Are you a parent going through the Terrible Twos? Did you live through them and survive? Terrible Twosdays is a place to commiserate over the unending shenanigans of your Darling Children (as the online parenting communities say). Nonfiction stories will be considered, so long as names have been changed to protect the guilty. Inspired by our best-selling gift book for parents, Go the Fuck to Sleep, Terrible Twosdays joins the roster of our other online short fiction series. Unlike Mondays Are Murder and Thursdaze, we’re looking for stories with a light and mischievous feel, all about the day-to-day challenges of parenting. As with our other flash fiction series, stories must not exceed 750 words.

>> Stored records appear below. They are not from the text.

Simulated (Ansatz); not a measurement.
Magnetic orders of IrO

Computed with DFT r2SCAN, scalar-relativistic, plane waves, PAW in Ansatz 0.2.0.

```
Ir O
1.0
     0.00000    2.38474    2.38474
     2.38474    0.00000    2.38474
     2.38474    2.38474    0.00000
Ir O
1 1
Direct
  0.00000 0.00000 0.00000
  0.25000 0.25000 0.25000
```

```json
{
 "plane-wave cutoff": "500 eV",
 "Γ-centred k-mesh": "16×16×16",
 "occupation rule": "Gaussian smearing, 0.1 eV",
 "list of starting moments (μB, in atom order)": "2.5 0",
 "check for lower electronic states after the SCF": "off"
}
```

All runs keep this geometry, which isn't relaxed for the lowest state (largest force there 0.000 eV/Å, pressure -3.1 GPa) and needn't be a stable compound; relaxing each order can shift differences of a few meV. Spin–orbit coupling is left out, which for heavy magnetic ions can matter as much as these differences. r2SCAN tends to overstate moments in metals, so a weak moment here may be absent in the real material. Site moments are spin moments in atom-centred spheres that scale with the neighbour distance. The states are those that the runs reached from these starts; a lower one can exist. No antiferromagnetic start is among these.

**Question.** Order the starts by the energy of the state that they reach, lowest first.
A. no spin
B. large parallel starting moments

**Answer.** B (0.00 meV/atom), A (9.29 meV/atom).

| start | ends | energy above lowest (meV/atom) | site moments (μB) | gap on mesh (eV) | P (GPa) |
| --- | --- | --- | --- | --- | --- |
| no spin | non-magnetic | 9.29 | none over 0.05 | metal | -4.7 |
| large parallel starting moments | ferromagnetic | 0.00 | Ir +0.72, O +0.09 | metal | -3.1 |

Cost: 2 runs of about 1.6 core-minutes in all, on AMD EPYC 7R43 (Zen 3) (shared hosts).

This week, a father tells all about raising an infant . . .

Read Volume I here!

Observations on Parenting – Volume II: Infants & Teething
by Brett Pinsent
Six-month-old to one-year-old

  • If you’re the type of person whose eye twitches when someone bookmarks a page by folding the corner, let your spouse be the one to read to the baby.
  • Always double knot the bottom of the diaper genie bag. Always.
  • People always tell you teething babies are tough. What they don’t tell you about is the slobber. You will need to change outfits more times than Lady Gaga at the Met Ball.
  • Whoever says you get used to changing diapers is full of shit. You accept it. You do it. But you never get used to cleaning someone else’s feces.
  • The moment you find yourself in the backseat of your car at a grocery store parking lot, trying to take jeans and a button-up shirt off a crying baby who just blew out their diaper, is the exact moment you realize why onesies exist.
  • The idea of rubbing alcohol on your baby’s gums when they are teething most definitely came about because some parent already had a glass of whiskey in their own hand to help dull the hours of hysterical crying.
  • An infant’s runny nose doesn’t so much drip as it does spew like a broken water main full of mucus. Expect your house to look like a Jackson Pollock of boogers.
  • The difference between my infant normally and my infant while teething is like the difference between 1980’s Top Gun Tom Cruise and jumpin’ on Oprah’s couch Tom Cruise. Like they’re normal one minute, then all of a sudden you’re looking around going “what the fuck just happened?”
  • The sound an infant makes when they are congested and sleeping/drooling on your chest can only be described as the sound a bulldog would make while eating a bowl of clam chowder.
  • I’m fairly certain that Robert Louis Stevenson wrote Dr. Jekyll and Mr. Hyde as an allegory of living with a teething infant.
  • Trying to change a kid with a bad diaper rash is like trying to put pants on a kicking kangaroo while it’s being death-rolled by a crocodile.
  • Parenting: the act of feeling mentally and physically exhausted while simultaneously feeling as if you have accomplished absolutely nothing within a 24-hour time period.
  • Forget expensive toys. They are going to play more with the box it came in than the toy. So just get them an empty box and save the money to put towards their 100k a year college tuition for a degree that they won’t use.
  • Why do they make all children’s toys, blankets, and furniture look like a clown vomited rainbows all over? Neutral tones every once in a while could really help the house from looking like it was decorated by Ringling Bros.
  • Social media becomes a necessity for stay-at-home parents because it is the only interaction they have with people who actually know how to communicate in ways other than banging blocks together.
  • If you ever begin to lose your temper with your kids, just start talking in a Canadian accent. It’s impossible to stay seriously upset when you are imitating someone who has free healthcare, an abundance of maple syrup, and is afraid to use profanity in non-hockey related instances.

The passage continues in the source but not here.